2005-02-21 11:23 UTC Between Two Fires
Reading the Slashdot comments on the recent Paul Festa article about XForms and Web Forms 2.0, I was reminded of one theme which I often hear from people arguing for throwing away the current standards and replacing them with new standards.
The argument is that the problem with the current standards is that every browser implements them slightly differently, with different bugs and different feature sets, and so you have to write workarounds for each browser. Indeed, this is true. Browsers are notoriously buggy. Authors often feel compelled to use browser-detection scripts and CSS hacks to get their pages working the same everywhere.
The argument continues by asserting that one of the greatest benefits of the new technology is that it doesn't suffer from this problem: you will be able to write one page, and it will work the same everywhere.

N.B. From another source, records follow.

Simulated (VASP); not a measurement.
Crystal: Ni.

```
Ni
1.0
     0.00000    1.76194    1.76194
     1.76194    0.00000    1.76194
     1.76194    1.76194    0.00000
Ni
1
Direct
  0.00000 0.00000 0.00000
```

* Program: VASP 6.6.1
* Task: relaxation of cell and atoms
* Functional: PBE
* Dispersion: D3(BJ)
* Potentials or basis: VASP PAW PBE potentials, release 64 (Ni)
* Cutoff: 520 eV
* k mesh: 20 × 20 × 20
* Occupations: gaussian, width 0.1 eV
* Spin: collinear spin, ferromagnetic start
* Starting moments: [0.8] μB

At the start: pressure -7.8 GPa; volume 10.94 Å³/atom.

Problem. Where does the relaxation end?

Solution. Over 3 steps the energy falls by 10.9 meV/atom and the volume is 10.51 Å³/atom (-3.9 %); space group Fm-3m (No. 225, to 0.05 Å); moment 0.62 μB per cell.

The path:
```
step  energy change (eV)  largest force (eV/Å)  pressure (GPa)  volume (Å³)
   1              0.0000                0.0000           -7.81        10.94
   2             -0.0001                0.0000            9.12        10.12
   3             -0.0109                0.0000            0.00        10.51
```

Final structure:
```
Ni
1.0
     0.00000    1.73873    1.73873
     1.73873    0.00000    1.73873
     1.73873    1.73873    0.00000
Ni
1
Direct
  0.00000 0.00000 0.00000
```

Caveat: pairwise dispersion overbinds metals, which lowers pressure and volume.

What I don't understand is why anyone would think that the people who failed to fully and correctly implement HTML, CSS, JS and the DOM, would magically turn into perfect programmers able to fully and correctly implement the new technology.
There might well be arguments for replacing one technology with another. But I guarentee you that bugs will be present in implementations of one just as in implementations of another. If you are advocating a complex technology based on the idea that it will be more reliably implemented than another equally complex technology, then you will be sorely disappointed.
Incidentally, some people have asked me what I thought of the CNET article cited above: I thought it was one of Festa's most accurate articles so far. I was, in fact, quite impressed. It looks like he did his research for once!